Margaret Thatcher vs British Airways: a tale of tailfin trauma

The final instalment of our Margaret Thatcher trilogy focuses on brand.

Every brand is owned by its customers. This makes life hard for brand managers, but the challenge is most difficult of all for organisations that are national symbols and which carry national pride – especially if they can’t survive only from domestic demand.

An international airline, by definition, plays in a global market. Its brand is made up of a number of attributes and one of those is the reputation and attractiveness of its home nation. In the late 1990s (around the time of Tony Blair’s Cool Britannia) British Airways’ marketers came to the conclusion that their airline represented the stuffier traits of the UK. At the time, BA was expanding aggressively. It was, so it told us, the world’s favourite airline. But the UK is a relatively small country, so BA needed non-British customers. The airline decided it needed to show itself as cosmopolitan, sophisticated and relaxed. The revised corporate identity, with its mix of tailfin designs, was intended to cleverly change perceptions.

Now we know with the benefit of hindsight that the strategy failed. It might have worked if the first sets of fins had been the nine British designs (such as the Chatham Dockyard flag or the Chelsea Rose), to get people away from the idea that the fins need to be some kind of version of the national flag (not that the previous versions had been particularly flag-like). It might have been successful if it hadn’t been accompanied by strikes and cost-cutting, together with a downturn in Asian economies. But the tipping point against the identity is popularly believed to have taken place when Margaret Thatcher covered up the fin of a model aeroplane at the 1997 Conservative Conference, and declared:

We fly the British flag, not these awful things.
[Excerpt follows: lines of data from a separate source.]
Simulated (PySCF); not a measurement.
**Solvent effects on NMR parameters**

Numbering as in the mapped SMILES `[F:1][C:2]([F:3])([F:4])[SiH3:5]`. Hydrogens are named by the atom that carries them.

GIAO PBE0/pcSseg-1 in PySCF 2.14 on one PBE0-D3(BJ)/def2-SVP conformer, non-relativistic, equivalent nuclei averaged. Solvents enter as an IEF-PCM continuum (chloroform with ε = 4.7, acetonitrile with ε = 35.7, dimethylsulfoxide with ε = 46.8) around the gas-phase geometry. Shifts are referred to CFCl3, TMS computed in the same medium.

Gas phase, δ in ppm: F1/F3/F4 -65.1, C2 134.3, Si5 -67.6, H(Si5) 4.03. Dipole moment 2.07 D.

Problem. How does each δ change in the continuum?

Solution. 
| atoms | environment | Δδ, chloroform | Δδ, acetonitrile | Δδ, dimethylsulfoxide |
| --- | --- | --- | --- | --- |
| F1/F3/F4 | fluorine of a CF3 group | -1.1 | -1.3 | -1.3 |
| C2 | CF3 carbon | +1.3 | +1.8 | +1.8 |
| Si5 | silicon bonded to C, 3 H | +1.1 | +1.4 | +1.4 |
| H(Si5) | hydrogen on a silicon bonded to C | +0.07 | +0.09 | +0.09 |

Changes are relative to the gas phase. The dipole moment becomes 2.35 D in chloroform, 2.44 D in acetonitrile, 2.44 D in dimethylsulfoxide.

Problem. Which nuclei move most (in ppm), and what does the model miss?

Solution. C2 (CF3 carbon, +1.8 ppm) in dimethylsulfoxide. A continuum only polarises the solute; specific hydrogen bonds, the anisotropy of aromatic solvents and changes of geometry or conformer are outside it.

Thatcher had, of course, privatised BA ten years previously, at which point BA might reasonably have felt that her role in their corporate identity planning was somewhat reduced. Schoolboy error. For what was being talked about was not, in her mind, the marketing of a private transport company, the ins and outs of which she rightly knew nothing, but the presentation of Britain itself. (Heaven knows what she made of the London 2012 opening ceremony.)

When it came to defining ‘Britain’, a retired Margaret Thatcher’s knee-jerk reaction counted for more than the thought-through analysis from BA, their senior team and the Newell and Sorrell agency. To an extent it’s a cautionary tale to anyone who has elements of their brand that are external to the organisation itself. But I also wonder whether BA were a little unlucky to be handbagged by the former PM. When the former chemist from Grantham squared up to big business, there was only ever going to be one winner in the battle of the brands.